Friday, February 14, 2014

Council suddenly standing up to developer

From Crains:

In a possible harbinger of a new political climate facing residential developers in the city under an increasingly activist city government, the new Manhattan Borough President Gale Brewer, several City Council members and the powerful building workers union 32BJ SEIU will rally outside of the Manhattan offices of residential developer TF Cornerstone Wednesday afternoon demanding changes in the way it treats workers at its buildings.

32BJ SEIU has long been at odds with TF Cornerstone, the developer that had built up much of the Long Island City waterfront in recent years, and which was recently selected by the city to develop the second phase of Hunters Point South just to the south of its earlier towers. The union has alleged the developer's treatment of some of its building service workers is not up to the union's standards, and has demanded that the developer adopt industry-wide benchmarks for pay and benefits, something the developer said it has already done.

"TF Cornerstone pays its building workers equal or better-than union wages at all of its residential properties around New York City," a spokesman for the developer said.

Although this is not the first clash between the union and the developer, Wednesday's rally, which called for "a new day for development," is now taking place in a more liberal administration, which some in the Progressive Caucus, including City Councilman Jimmy Van Bramer (D-Queens), said bodes well for labor's cause.
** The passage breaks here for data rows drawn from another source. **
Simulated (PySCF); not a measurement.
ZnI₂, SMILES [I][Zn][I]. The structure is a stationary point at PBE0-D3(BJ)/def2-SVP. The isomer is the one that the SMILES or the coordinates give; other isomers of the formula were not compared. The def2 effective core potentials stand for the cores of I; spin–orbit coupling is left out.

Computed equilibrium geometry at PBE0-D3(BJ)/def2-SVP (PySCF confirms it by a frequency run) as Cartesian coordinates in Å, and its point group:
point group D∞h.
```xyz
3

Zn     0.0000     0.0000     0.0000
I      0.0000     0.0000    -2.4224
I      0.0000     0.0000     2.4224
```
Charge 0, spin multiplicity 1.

"I think there is progressive moment in the city of New York that is reflected in Mayor [Bill] de Blasio, Speaker [Melissa] Mark-Viverito and folks like myself," said Mr. Van Bramer, the Council's majority leader who was set to attend the rally. "I definitely feel like there is a lot of momentum when it comes to us making sure that government projects come with an affordable housing component, and also that labor is at the table."

3 comments:

Anonymous said...

"Stonewall" Van Bramer says: "I definitely feel like there is a lot of momentum when it comes to us making sure that government projects come with an affordable housing component, and also that labor is at the table."

How about infrastructure and stopping displacement Jimmy Boy?

Last I checked no one wants a thousand new residents in their back yard or wants to live on a brownfield.

Anonymous said...

Campaign Donation Check must have bounced?

Anonymous said...

Just wait until this socialist government goes after the industry you work for. Unless you're stitching together hemp skirts by hand with a bunch of immigrants eating artisanal cheese in a factory powered by a windmill, it's only a matter of time.